February 8, 2016

Food and kids

From our overstocked archives


Sam Smith, 2012 - One reason why I reacted negatively to the Michelle Obama encouraged federal limit on calories for school lunches is because I’ve been dealing with the issue of kids and food a long time, having been on the board of a Maine alternative agriculture center.

We have hundreds of children who come to a rare farm summer day camp and thousands more who visit during the school year. Recently our Teen Ag program was featured in two local papers. The Falmouth Forecaster reported:

Pulling weeds, bucking hay and fighting bugs is not how most high school students want to spend their summer. But four students working at Wolfe's Neck Farm wouldn't have wanted to do anything else. By the end of the week, the small crew will have followed as much as 5,000 pounds of produce from seed to table, and donated it to food pantries in Freeport and Brunswick, while learning about all aspects of farming.

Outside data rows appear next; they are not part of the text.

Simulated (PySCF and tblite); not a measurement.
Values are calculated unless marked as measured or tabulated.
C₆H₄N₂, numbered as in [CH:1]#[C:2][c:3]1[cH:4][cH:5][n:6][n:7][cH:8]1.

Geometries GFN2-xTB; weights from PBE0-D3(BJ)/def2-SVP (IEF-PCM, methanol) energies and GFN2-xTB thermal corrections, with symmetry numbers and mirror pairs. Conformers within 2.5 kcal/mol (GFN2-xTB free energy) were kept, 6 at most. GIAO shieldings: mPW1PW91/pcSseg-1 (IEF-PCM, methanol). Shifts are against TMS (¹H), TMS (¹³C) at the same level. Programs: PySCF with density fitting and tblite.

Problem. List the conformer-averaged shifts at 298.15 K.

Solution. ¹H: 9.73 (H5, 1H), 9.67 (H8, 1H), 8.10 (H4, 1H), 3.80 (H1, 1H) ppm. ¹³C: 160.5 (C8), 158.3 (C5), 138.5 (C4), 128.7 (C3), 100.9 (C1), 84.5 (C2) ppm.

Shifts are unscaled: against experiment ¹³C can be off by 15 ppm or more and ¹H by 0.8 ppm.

At the end of the season, these four teens raised, picked and cooked a dinner for 70 at Freeport Community Services.

Down the coast a bit, the superintendent of a local school district has made a major effort to improve both the quality of, and attitude towards, food by such things as integrating the topic into the curriculum and changing the distributor of the system’s school to one more friendly to organic and natural products.

I’ve never been a fan of puritan liberals, but especially not when the target of their righteous, rigid rules are kids. Because it just doesn’t work well, as the lunch rebellions in many schools have indicated. It's not hard to get children interested in good things, but if they think it's just another stupid rule they resist rather than learn.
The way to get kids to eat the right things is to get them informed and interested in the matter. Sadly, in education, enthusiasm and comprehension has given way to rules and test taking, but the former still are the best routes to understanding and useful action.